The purpose of this booklet isn’t entirely clear. The main cover shown below (which, this being the Rock Island, is the back cover) is boring and uninformative. The front cover is the painting of Carriso Gorge by W.H. Bull, which I have noted before is unrealistically colored and doesn’t say anything about why the booklet was issued.
Click image to download a 14.9-MB PDF of this 32-page booklet.
The inside front cover announces the “new, modern-in-every-respect Golden State Limited,” which offered a ladies’ lounge, maid and manicure service, and shower bath, services previously found only on the Santa Fe de Luxe. Although the booklet has a printer date of 11-24, this train didn’t enter service until December 28, 1924. The booklet also mentions the Californian “from Kansas City” to Los Angeles, the Memphis-Californian, plus an new but unnamed “fast train from Chicago and Kansas City” to California. As we will find out tomorrow, that train would initially be called the Golden State Express.

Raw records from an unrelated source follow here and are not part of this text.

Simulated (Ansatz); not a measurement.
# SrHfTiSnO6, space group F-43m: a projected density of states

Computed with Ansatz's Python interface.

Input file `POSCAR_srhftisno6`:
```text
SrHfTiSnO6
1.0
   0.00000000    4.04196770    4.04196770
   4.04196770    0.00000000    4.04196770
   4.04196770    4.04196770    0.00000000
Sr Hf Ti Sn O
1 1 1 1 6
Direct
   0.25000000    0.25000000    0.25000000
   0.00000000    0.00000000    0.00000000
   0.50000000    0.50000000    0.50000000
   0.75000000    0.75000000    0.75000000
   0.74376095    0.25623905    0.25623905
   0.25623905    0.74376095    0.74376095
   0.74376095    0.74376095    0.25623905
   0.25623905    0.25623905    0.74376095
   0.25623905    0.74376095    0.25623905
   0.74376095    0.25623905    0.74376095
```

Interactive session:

The rest of the booklet, however, forgets about these new trains as it is focused exclusively on California. The emphasis is on resorts, hotels, and sports such as golf, polo, and sailing, subjects not really hinted at by the booklet’s covers.
Every right-hand page has a little slogan such as “Golden State Route — Only 2027 miles, 65-3/4 hours — St. Louis — San Diego” or “Golden State Limited — Only through Sleeper Chicago-Santa Barbara.” Almost half the slogans recite the miles and hours between Chicago, Twin Cities, Kansas City, or St. Louis and Los Angeles or San Diego, but the numbers probably didn’t mean much to people who didn’t have the timetables of competitors memorized.
So this is mostly a booklet about California contained in an advertisement for Rock Island trains. That’s true of a lot of other railroad booklets, but most are more up-front about it.